If this sounds complicated, don't worry. Using singledispatch is simpler than explaining it.

In [1]:
import functools

@functools.singledispatch
def dispatch_on_type(x):
    # some default logic
    print("I am the default implementation.")
    
@dispatch_on_type.register(str)
def _(x):
    # some stringy logic
    print(f"'{x}' is a string.")
    
@dispatch_on_type.register(int)
def _(x):
    # some integer logic
    print(f"{x} is an integer.")
    
@dispatch_on_type.register(list)
def _(x):
    # some list logic
    print(f"{x} is a list.")
In [2]:
dispatch_on_type(set())
I am the default implementation.
In [3]:
dispatch_on_type("STRING")
'STRING' is a string.
In [4]:
dispatch_on_type(1337)
1337 is an integer.
In [5]:
dispatch_on_type([1,3,3,7])
[1, 3, 3, 7] is a list.

You can do all sorts of cool things with functools.singledispatch, but it doesn't solve the problem in the code at the top of the page. For that, we're going to create a decorator similar to singledispatch that dispatches based on the value of the first argument instead of the type.

Along the way we'll learn more about how decorators work.

Writing Decorators

The @ decorator syntax is syntactic sugar that covers passing a function to another function and then returning a function.

What?

Again, this is easier to show than to explain.

In [6]:
def a_decorator(func):
    return func


# The sweet decorator way...
@a_decorator
def some_function():
    print("Some function.")

# Which has exactly the same effect as...
def some_other_function():
    print("Some other function.")
    
some_other_function = a_decorator(some_other_function)

A decorator is just a function that returns a function.

When used with the @ syntax,

  1. the decorator function is called, with the decorated function passed as an argument;
  2. the return value of the decorator function is assigned to the same name as the decorated function.
  3. When you call the decorated function, you are actually calling the function that was returned by the decorator (which may or may not call the original function's code).

But the above example returned the original function without altering it. The point of decorators is to return something other than the original function, in order to transform the function in some way.

To do this, we usually define another function inside the decorator, and then return that.

In [7]:
def never_two(func):
    def wrapper(*args, **kw):
        x = func(*args, **kw)
        return x if x != 2 else 3
    return wrapper
    
@never_two
def add(x,y):
    return x + y
    
In [8]:
add(1,1)
Out[8]:
3

The wrapper function is defined inside never_two, but it is not executed when never_two is executed (which happens at the line where @never_two appears). Notice — it isn't called anywhere. (That is, you don't see anything like wrapper(1,1).)

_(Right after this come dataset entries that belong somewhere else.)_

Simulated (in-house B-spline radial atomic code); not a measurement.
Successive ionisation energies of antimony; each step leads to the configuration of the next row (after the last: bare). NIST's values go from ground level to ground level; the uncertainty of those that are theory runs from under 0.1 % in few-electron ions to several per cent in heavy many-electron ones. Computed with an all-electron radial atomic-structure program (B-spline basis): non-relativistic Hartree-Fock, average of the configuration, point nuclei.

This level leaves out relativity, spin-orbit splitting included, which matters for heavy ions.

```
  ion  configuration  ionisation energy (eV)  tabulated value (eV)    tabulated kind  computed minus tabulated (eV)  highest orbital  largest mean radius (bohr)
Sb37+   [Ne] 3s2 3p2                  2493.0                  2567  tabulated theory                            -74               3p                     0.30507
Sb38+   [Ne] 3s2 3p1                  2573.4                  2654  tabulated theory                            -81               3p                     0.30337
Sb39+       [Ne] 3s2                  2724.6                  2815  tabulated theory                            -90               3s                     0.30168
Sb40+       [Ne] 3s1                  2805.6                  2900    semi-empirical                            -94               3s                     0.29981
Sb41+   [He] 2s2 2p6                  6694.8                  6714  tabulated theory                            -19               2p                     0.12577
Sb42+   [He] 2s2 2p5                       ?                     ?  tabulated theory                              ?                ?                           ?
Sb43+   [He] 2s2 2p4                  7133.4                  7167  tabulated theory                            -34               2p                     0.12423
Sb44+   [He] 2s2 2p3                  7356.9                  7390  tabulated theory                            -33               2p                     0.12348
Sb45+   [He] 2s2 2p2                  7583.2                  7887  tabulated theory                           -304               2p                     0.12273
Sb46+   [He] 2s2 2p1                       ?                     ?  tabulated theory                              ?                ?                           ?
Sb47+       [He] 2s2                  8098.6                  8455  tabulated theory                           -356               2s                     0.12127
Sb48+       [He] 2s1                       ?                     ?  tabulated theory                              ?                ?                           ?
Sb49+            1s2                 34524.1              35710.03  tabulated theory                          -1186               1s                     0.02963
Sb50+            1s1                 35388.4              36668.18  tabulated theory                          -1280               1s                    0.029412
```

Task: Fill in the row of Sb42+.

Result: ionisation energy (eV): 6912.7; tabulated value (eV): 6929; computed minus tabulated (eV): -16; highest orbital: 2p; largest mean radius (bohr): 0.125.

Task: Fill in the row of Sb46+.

Instead, the wrapper function is returned by @never_two, and assigned to the name add. Meanwhile, the code in the original add definition is inside wrapper, where it is called func.

When add(1,1) is called:

  1. The code defined in wrapper is executed, because it was assigned to add.
  2. The arguments passed into add (the two 1s) are passed on to func when it is called at x = func(*args, **kw).
  3. The code originally defined at add (return x + y) is executed, because that code was assigned to func.
  4. The output of func (the original add) is compared to 2, and altered accordingly.
  5. The code defined under wrapper (currently being called add) returns 3.

Two points might be helpful here:

  • Think of a function as just everything from the parenthesis onward, excluding the name. Once you think of a function as a block of code that accepts arguments, which can be assigned to any name, things get a little easier to understand.

  • The (*args, **kw) is a way to collect, pass on, and then unpack all the positional and keyword arguments. A full treatment is beyond the scope of this article. For now, just notice that whatever is passed into wrapper is simply passed on to func.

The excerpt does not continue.